New major offered in '03 catalog
Campus Times
March 15, 2002
With the new spring semester came the new Speech Communication major
and minor offered by the department.
Chair of speech communication and assistant professor Jeanne Flora,
along with director of forensics Ian Lising, created the major knowing that
effective speech communication skills are the pathway to many careers.
Flora already explained that the University requires students to take
a spoken English course with an emphasis in communication skills.
"This major is for students who want to really become specialists
in good communication, so they can go beyond the general education requirement
and really focus on becoming a better communicator and understand the theory
of communication," Flora said. "It's an area that's in a lot of
demand when you think of the state of our society right now."
While the major requires 42 semester hours, the minor only requires
24. Both cover all aspects of the department's mission statement.
These include examining communication theory, improving communication
skills in different contexts and exploring communication from a multicultural
perspective.
"Like every other major in this school, we strive to serve students
and help them prepare for the world outside the academia," Lising said.
"Our's is specifically unique because it really helps with the facility
of being able to express yourself orally and have the academic foundation
to do it," he said.
"The approach of being able to communicate through a non-mediated
form is so basic to every human being, but we can take it for granted so
often and we can forget that real communication happens between people and
not technology; and it's important to bring us back to that basic idea."
Since other departments agreed to be a part of the major, it is designed
to give students the flexibility of focusing in their areas of interest.

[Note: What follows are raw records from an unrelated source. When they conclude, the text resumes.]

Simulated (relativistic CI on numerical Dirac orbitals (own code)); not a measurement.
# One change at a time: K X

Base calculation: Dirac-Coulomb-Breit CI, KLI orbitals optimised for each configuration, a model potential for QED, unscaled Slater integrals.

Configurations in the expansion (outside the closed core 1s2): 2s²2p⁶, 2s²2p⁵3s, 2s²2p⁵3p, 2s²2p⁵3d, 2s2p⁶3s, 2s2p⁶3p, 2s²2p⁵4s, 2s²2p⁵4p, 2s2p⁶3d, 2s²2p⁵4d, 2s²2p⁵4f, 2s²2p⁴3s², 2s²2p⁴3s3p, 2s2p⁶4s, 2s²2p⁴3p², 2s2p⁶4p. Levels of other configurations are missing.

These departments include journalism, behavioral science, economics, business,
anthropology and humanities.
"You can package your major depending on the way you choose your
upper division electives so that you can have jobs in the business or in
a public relations context or social and human services or you could go
into speech writing and politics, so there's a lot of different directions,"
Flora said.
Along with the new major, the department also introduced five lower
division courses and three upper division courses.
Flora explained that the focus of the classes is being able to study
the general field of communication.
"You get to see how scholars in the field study communication in
a variety of different contexts. For example, I teach the interpersonal
communication class, where we look at mostly how people communicate in personal
relationships," she said. "The intercultural communication class
looks at how people communicate across cultures, differences and styles
of communicating, which is really fascinating."
The new classes will include skill practice work which will help strengthen
communication skills.
"The persuasion class looks at how we get other people to do things
and how to influence them. The rhetoric: public controversy and criticism
class looks at important topics of controversy in society and how we think
critically about those topics and develop arguments about those topics,"
Flora said.
Although Flora helped write the major's components, she shares the workload
with Lising, the other full-time faculty member in the department.
"Ian and I really compliment each other well, because I am more
of a specialist in interpersonal and intercultural communication and he
is more of a specialist in public communication, persuasion, argumentation
and debate," Flora said.
The major and minor will appear in next year's University catalog, but
students can take classes now for either one.